Time flies when you're having fun. That saying seems to capture the feeling of the past ten years following the market turmoil of 2008. With a few bumps along the way, since the market lows of early 2009, the stock market has been on a tear.
Now that we're in March and the anniversaries of important Great Recession events approach, it's interesting to sift through market research and news stories from back then. Some of the analysis stands out as oddly prescient, while some of the events are still gut-wrenching to read about even today.
One such event was the fall of the now infamous investment bank Bear Stearns. It was this week, ten years ago, that the firm found itself without a chair when the subprime mortgage music stopped.
In early 2007, just a year before its ultimate collapse, Bear Stearns had been riding high on manufacturing and selling fancy bonds and derivatives based on subprime mortgages and other debt. Leverage was high, and nobody seemed to worry much about it. So long as everyone and everything involved continued to hum along, no amount of leverage seemed too great. Analysts touted the firm's earnings record and continually raised price targets for the company's stock to over $180 per share.

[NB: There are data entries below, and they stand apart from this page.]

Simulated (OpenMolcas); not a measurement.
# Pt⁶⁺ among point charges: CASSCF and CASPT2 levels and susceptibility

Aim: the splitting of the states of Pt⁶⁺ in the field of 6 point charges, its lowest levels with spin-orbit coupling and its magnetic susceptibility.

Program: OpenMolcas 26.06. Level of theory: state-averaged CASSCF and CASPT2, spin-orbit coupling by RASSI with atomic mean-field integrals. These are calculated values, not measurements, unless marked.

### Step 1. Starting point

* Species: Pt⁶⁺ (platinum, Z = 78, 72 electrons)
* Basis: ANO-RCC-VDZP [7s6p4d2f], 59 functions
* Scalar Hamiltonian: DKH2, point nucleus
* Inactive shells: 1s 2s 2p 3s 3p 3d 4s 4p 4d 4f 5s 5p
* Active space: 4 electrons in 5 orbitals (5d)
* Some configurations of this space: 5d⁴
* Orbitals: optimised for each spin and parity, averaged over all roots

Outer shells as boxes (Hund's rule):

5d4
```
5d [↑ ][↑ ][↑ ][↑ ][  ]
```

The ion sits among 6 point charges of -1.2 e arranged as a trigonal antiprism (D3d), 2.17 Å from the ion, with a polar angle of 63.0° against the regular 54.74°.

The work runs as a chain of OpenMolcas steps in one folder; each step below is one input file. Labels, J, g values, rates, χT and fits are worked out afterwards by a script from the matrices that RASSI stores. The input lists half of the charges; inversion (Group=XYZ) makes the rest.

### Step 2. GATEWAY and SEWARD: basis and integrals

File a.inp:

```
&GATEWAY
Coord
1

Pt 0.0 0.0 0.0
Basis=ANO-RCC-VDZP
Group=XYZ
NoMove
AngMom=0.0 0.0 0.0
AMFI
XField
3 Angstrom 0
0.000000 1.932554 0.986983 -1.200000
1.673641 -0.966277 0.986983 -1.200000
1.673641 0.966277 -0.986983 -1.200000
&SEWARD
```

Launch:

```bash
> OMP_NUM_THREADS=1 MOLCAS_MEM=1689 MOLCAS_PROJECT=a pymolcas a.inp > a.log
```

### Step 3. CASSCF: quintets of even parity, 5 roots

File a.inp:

But a few short months later analysts started changing their tune. Troubles were percolating in the housing market and Bear Stearns began losing money after decades of profitability. That summer two of Bear's subprime mortgage-based hedge funds failed, costing billions. Keeping investors and depositors confident was huge for the firm. But confidence quickly eroded and that's when the wheels started coming off. The firm's share price started dropping, declining by more than half into the new year.